The addition to the religious category, alas, was a photo spotted in the Indianapolis Star (the rules being unclear on this point I decided to count it), which seemed to feel that in a notably warm and snowless December Christians themselves could use a little fluffing:
The manger scenes with their baby dolls nestled on the hay are all aglow across the city....

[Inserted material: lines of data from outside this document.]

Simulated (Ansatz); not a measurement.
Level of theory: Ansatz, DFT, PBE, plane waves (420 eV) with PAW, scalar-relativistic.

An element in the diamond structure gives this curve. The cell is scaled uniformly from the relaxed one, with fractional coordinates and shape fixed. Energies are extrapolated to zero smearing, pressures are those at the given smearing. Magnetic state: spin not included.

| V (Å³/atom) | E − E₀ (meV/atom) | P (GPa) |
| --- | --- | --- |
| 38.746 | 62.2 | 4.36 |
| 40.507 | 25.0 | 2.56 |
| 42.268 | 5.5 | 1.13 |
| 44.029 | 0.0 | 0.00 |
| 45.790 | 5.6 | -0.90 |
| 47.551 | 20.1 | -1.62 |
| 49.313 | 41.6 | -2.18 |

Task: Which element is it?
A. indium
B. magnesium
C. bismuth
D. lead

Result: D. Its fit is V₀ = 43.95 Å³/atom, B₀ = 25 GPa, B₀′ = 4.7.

At least a good half-dozen, anyway
The thing I enjoy about this story is the same thing I enjoy every year when they run their "putting the Christ back in Christmas" story, now in its forty-fifth year and showing no signs of being even slightly disconcerted by what outsiders call "reality": how some poor schnook of a reporter, already forced to work Christmas week, gets assigned to collect three quotes (four, if they include a rabbi somewhere for ecumenicalism, which, as you know, is not in fashion this year) and manages to obviate all doctrinal distinctions among the hundreds of Christian sects in our little burg alone. This, despite the fact that many, if not most, denominations recognize that the whole Christmas story thing is mere fable--one some even actively oppose--even before we get to that virgin stuff. This year included a fine bit of preacherese:
Living in a culture in which people go out of their way to avoid pain and suffering is one reason the Christmas story is easier to latch onto than the bloody Crucifixion, said the Rev. Larry P. Crawford, pastor at St. Gabriel the Archangel Catholic Church on the Westside.
As opposed to what culture, exactly? North Korea? Sparta? the Klingons?
There's more cheering news this Advent [note: "Advent" is my new preferred tactic in the War on Xmas, inspired by the Allied POWs at Colditz who infested the place with wood rot knowing it would take fifty years to have any effect. "Have a solemn and mortifying Advent season!" is now my standard greeting for complete strangers. I want to see the professional Christians wriggle out of that one]. The local news hairdos finally got away from all that secular "Black Friday" business and right down to the real Reason for the Season: encouraging people to shop their fucking brains out. It's gone beyond the helicopter-assisted reports on mall parking, which, now that I think of it, I've yet to see this year--they've probably been shelved as "too negative"--and onto actual exhortations to Just Buy Stuff. The change is actually subtle, because a good 30% of the regular news the other eleven months is now taken up with reports of Grand Openings and Site Selections and Zoning Disputes (followed by the inevitable Zoning Variance Announcement, sometimes later in the same newscast) and all other matters of news-esque Shopping Foreplay. The big difference I saw was that the entire final week before Xmas is now given over to scolding viewers for "procrastination". I saw two separate reports on different channels sternly lecturing "Last Minute Shoppers" last Friday, December the Fucking Twenty-Second, with an entire weekend left before the birth of the Lord. This is what happens when all your "news" comes from people who have personal shoppers on their own payrolls.